Alleviating the need to waste time and extra money swapping out barrels, Smith & Wesson cuts out the middleman with the new suppressor ready M&P22 Compact.
Suppressor ready equates to the M&P shipping with a threaded barrel in lieu of a non-threaded barrel meaning the M&P is ready for a silencer right out of the box, so long as that can shares the same 1/2”-28 measurements. If not, a thread adapter promises to solve that problem.
I paired a Gemtech Tundra with the M&P. The Tundra is a dry suppressor so it does not require lubricant to operate properly. It’s also a direct thread model. The Tundra is not a dedicated .22LR can. It’s designed for 9mm but because .22LR is a smaller round, I was able to successfully run it with the M&P.
Some manufacturers get too adventurous with design and forget functionality. This isn’t the case with the M&P.

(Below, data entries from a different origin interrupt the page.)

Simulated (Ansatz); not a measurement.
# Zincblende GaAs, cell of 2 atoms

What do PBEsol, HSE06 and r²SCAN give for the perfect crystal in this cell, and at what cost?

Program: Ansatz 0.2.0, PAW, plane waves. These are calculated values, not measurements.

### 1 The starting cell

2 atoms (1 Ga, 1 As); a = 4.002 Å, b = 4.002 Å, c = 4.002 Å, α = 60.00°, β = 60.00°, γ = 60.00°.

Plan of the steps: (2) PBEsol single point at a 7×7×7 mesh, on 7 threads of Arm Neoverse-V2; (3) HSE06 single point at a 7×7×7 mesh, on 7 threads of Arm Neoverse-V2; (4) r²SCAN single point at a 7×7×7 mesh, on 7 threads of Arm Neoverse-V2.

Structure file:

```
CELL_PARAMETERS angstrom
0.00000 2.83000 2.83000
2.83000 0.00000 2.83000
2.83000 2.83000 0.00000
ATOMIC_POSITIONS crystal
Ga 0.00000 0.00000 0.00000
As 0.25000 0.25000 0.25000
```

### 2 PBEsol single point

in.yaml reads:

Marrying a polymer frame with an aluminum alloy slide and carbon steel barrel, the M&P is a lightweight pistol. Sometimes polymer can feel a little too toy-like, but Smith & Wesson has done an extraordinary job of weighting the slide and barrel so that the M&P feels like a real gun but doesn’t wear you down shooting.
It doesn’t hurt that the M&P is a .22LR. Notoriously easy on the wrists and arm, the .22 barely bucks. Pair that with smooth slide action and the M&P makes for a long, fun day at the range.
Ergonomically speaking, it’s a great fit. That polymer frame I was speaking of molds well into the hand. It also provides a solid point of contact even with sweaty hands. Smith & Wesson understands the plight of southpaws and offers an ambidextrous magazine release and thumb safety for lefties.
I popped some snap caps in the pistol to get in some pre-range practice. The sights, elevation and adjustable windage are phenomenal. They really stand out, making sight alignment a smooth process. A pull of the trigger revealed that I wasn’t too fond of the feel. It’s a bit mushy for my tastes. My shooting buddy, however, loved it soft; proving some things are just a matter of preference.
The M&P does embrace the tactical life with a picatinny rail for laser and light mounting. I also found the mag release to be just perfect for tactical reloading. It’s the right amount of pressure to release.
The suppressor readiness of this M&P22 is this handgun’s bread and butter. Because the threaded barrel is in place straight from the factory, there’s no swapping. Installing a silencer is as simple as removing the thread protector and, in my case, twisting the suppressor onto the threads. When it was time to pack my gun and gear away, I simply unthreaded the silencer from the barrel, replacing it with the thread protector.
On the firearm, the silencer does add some weight to the barrel of the pistol. It’s not enough to throw shots or cause any downward pitching. If anything, the silencer obstructing my sight picture caused more precision problems than anything. I can’t blame the M&P for this one. I have the same problem shooting my Glock 17 suppressed.
As easy as installation of the can is on the M&P, removing the thread adapter to swap out or to take-down the pistol is another story. Smith & Wesson does include a wrench for the thread adapter; but the adapter is on so tight that the wrench is basically useless. I put some serious elbow grease into it and couldn’t budge the adapter an inch. A quick Internet search proved I wasn’t a lightweight and this seems to be a common problem. Smith and Wesson may want to consider providing a better wrench that’s more capable of tackling this task in the future.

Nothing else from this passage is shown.